During the 1890’s Rob Ring was widely recognised as Canada’s premier Vaudeville star. Renowned for his dangerous and physical slapstick stage act, Rob Ring was the Vaudeville superstar par excellence. Unfortunately, ‘The Great Rob Ring’ failed to make the transition from Vaudeville to early motion pictures. Whilst many Vaudeville performers found that their stage acts simply didn’t hold up on the big screen, Rob Ring’s stage act would have undoubtedly proved perfect for an audience experiencing the thrill of cinema for the first time.

Tragically though, Rob Ring died on the set of the filming of his first motion picture. Trying to recreate his signature stage act – standing on top of a piece of wood whilst sawing it in half from a great height – he landed awkwardly and broke his neck. Whilst the film of this no longer exists, a few grainy stills remain in circulation amongst film scholars fueling the apocryphal legend that is ‘The Great Rob Ring’.

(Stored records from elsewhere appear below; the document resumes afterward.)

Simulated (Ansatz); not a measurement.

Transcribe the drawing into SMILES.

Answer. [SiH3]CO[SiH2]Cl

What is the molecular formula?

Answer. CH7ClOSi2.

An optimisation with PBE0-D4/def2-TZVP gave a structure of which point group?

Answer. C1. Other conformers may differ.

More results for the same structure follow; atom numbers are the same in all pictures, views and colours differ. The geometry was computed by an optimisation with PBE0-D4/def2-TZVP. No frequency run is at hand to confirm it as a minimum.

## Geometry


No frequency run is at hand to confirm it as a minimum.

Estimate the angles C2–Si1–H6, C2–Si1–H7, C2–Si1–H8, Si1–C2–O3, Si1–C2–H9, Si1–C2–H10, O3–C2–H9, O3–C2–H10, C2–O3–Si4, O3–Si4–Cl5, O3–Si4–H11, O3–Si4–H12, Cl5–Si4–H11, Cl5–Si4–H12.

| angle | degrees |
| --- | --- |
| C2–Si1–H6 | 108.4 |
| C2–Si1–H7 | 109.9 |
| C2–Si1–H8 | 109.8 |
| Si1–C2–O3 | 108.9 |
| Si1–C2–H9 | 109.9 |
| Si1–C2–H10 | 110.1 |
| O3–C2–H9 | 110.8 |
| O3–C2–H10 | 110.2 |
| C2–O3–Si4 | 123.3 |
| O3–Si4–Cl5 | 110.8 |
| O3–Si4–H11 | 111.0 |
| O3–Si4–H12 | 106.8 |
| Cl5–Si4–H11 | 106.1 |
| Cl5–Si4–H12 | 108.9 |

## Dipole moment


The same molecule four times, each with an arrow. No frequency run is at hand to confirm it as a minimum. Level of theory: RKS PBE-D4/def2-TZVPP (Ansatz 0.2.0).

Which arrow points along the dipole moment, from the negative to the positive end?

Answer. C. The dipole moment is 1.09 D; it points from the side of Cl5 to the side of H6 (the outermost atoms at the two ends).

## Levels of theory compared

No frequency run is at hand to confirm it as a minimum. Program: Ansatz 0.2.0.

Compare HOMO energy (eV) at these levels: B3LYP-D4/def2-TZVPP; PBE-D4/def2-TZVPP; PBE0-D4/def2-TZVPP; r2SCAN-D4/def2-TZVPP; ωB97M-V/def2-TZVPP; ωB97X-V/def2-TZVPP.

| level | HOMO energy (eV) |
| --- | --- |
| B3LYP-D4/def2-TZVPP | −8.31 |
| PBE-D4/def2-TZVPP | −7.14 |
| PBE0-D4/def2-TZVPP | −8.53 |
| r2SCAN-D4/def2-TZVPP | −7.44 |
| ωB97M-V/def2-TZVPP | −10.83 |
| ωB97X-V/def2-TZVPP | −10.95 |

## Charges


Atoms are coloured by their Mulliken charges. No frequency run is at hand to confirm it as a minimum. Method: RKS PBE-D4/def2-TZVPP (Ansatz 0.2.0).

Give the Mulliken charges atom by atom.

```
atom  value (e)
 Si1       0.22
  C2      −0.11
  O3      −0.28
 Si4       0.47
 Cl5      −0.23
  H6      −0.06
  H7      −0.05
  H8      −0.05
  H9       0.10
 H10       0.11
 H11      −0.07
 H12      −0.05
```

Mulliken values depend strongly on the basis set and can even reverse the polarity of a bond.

At the time it was suggested that Rob had the potential to be the cinema’s first great ‘Star’ (he was also affectionately known in vaudeville as ‘the dancer’ for his extravagant dance pieces that lasted for hours). Because of this and in tribute to what could have been, chris+keir re-created Rob Ring’s signature stage act within the theoretical framework of Tom Gunning’s notion of ‘The Cinema of Attractions’. Gunning’s influential essay ‘The Cinema of Attractions’ seeks to conceptualise early cinema as radically different from post-Griffith narrative hegemony. Gunning tries to undo previous primitive assumptions regarding early cinema history, arguing that early cinema shouldn’t be examined under the rubric of narrative. Early cinema is about the ‘attraction’ of cinema, where spectacle reigns supreme: it invites spectators to be amazed. Narrative is secondary to the amazing power of the cinematic, of films ability to show something spectacular’.

This re-creation of Rob Ring’s signature stage act is simply a tribute and epitaph to an extraordinary man who died so tragically young.